My pedagogical approach

There are some who say that the best way to learn to do something is to do it. I would agree, with the addition that the best way to learn to do something badly is to do it badly.

In my classes I like to focus on the fundamentals – the steps, the grip, the way the sword and body move together. I believe that establishing good habits is essential to driving out bad ones. Repetition is the most effective way of doing this. It is also extremely boring. A small amount of repetitive movement is always going to be necessary for developing good technique, but I don’t want to let it take over the training session. This is why the entire second half of my classes are dedicated to sparring.

As it says in the description, anyone can hide behind a big shield. They are not difficult to use. Generally, my advice to someone using a shield is “keep it in front of you”. Defending yourself without a shield is a lot more difficult, and requires a lot more skill with the weapon. Hence, my classes focus on shieldless fighting.

All of my classes are designed with the following principles in mind:

1. Calmness of mind and preparedness of body

One of my goals is to train out the twitch response. A fighter should be calm and should react with precision, rather than being tense and reacting suddenly. Twitch responses are quick, but uncontrolled and can easily be deceived. Calmness in a fight is therefore to be cultivated. The mind must be calm in order to be able to react with speed and accuracy to what your opponent is doing.

Secondly, the body must always be prepared to move when necessary. The fighter must not be overly tense, but rather in a state where sudden movement is possible. Tenseness fatigues muscles quickly, and slows reaction time. The fighter should be relaxed but prepared to move.

2. Footwork and the relationship with the ground

I often say that you should always stay in contact with the ground. If you lose the ground, it will rush up and hit you in the head. Solid footwork is essential to maintaining contact with the ground. The ground is the surface that you push off in order to move.

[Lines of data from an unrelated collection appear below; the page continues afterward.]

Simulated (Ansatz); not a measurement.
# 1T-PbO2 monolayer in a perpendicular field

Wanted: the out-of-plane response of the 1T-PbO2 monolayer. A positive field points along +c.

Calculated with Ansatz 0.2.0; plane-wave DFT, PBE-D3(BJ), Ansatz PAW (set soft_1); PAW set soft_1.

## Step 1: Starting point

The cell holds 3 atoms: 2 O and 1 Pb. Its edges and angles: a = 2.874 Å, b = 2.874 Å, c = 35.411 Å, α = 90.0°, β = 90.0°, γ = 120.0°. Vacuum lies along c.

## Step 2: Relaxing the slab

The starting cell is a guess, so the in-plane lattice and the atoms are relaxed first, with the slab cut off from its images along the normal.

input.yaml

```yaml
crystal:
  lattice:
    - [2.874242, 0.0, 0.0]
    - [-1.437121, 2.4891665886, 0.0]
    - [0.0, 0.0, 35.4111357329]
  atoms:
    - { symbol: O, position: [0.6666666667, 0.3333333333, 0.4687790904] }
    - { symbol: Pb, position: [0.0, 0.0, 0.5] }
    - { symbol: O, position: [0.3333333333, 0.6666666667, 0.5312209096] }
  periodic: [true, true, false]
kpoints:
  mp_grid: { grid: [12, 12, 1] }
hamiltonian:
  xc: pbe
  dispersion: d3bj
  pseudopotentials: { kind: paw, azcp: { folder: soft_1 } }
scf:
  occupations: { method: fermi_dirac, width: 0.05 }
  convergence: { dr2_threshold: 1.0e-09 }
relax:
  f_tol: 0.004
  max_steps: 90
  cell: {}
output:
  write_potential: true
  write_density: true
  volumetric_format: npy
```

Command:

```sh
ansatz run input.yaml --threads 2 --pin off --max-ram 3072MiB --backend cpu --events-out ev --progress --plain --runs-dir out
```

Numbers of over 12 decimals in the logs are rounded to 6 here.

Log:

There are some who will teach the “bounce”, that you should be constantly moving while you fight. I believe this to be a waste of energy. Your energy budget is limited, and excess movement that does not contribute to the outcome of the fight is unnecessary. I teach a stable stance, and a solid relationship with the ground. The purposes of good footwork are balance and distance, and neither is achievable without a good stance.

3. Precision of technique

Finally, I believe precision to be more important than speed. A precise fighter can move quickly, but a quick fighter rarely fights precisely. All fighters are capable of being precise, but speed is dependent on body type and fitness. Without precision, a quick fighter will always defeat a slow fighter. Precision is therefore the equaliser – the factor that can allow the slow to compete with the quick.

Imprecision in technique leads to bad hits – either you hit too hard or you hit a non-target zone. As safety is a primary concern in our game, both hard and off-target hits are undesirable and should be trained out. Slow repetitive practice is the best way of achieving precise technique.